Closed maksna closed 3 years ago
@maksna looks like the limitation is the lack of support for a specific op / format by Tensorflow. Can you try to run the same in CPU only Tensorflow? You should see the same error.
Closed due to inactivity. Will reopen if you continue to experience the error.
Description I use triton server to predict tebsorflow2 albert. The server is running sucessfully,but i post a grpc request,report a BUG
[StatusCode.INTERNAL] [Derived]{{function_node __inference_albert_fine_tune_layer_call_and_return_conditional_losses_9401}} {{function_node __inference_albert_fine_tune_layer_call_and_return_conditional_losses_9401}} The CPU implementation of FusedBatchNorm only supports NHWC tensor format for now. [[{{node layer_normalization/FusedBatchNormV3}}]] [[StatefulPartitionedCall/StatefulPartitionedCall/albert_fine_tune/StatefulPartitionedCall/StatefulPartitionedCall]]

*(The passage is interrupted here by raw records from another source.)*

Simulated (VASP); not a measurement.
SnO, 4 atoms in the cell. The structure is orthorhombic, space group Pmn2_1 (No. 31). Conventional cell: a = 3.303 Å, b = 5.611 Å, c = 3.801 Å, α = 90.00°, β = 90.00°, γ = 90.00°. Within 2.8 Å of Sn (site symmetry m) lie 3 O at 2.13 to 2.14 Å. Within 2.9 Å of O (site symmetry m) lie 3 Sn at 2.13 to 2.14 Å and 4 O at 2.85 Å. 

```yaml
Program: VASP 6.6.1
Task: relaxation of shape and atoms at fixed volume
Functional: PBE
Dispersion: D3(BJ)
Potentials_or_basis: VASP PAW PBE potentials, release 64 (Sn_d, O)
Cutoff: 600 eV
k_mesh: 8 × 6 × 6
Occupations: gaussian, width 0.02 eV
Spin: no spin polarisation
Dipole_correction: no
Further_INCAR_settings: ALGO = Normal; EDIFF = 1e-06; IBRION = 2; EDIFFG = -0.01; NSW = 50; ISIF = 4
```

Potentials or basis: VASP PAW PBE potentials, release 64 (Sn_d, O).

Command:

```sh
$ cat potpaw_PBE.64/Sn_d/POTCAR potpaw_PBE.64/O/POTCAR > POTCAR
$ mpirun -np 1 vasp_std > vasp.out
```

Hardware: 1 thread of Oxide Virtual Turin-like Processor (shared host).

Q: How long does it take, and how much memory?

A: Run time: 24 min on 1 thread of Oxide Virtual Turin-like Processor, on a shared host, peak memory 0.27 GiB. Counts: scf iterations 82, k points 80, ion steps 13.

Are you using the Triton container or did you build it yourself? container: nvcr.io/nvidia/tritonserver 21.07-py3
To Reproduce Steps to reproduce the behavior. 1.docker pull nvcr.io/nvidia/tritonserver:21.07-py3 2.produce config.pbtxt and tf.savedmodel files 3.docker run -it -v /path/to/models:/models -p 8000:8000 -p 8001:8001 -p 8002:8002 nvcr.io/nvidia/tritonserver:21.07-py3 bash 4 tritonserver --model-repository=/models 5.post a grpc request
Describe the models (framework, inputs, outputs), ideally include the model configuration file (if using an ensemble include the model configuration file for that as well). models: tensorflow 2.3 albert_tiny.
my config.pbtxt platform: "tensorflow" max_batch_size: 8 input [ { name: "inputs" data_type: DT_INT8 dims: [ 2,256 ] } ] output [ { name: "outputs" data_type: DT_FLOAT dims: [ 256,205 ] } ]
Expected behavior I want know how to fix this bug . My model use triton-server gpus is normal. But when i use CPU , post request get errors.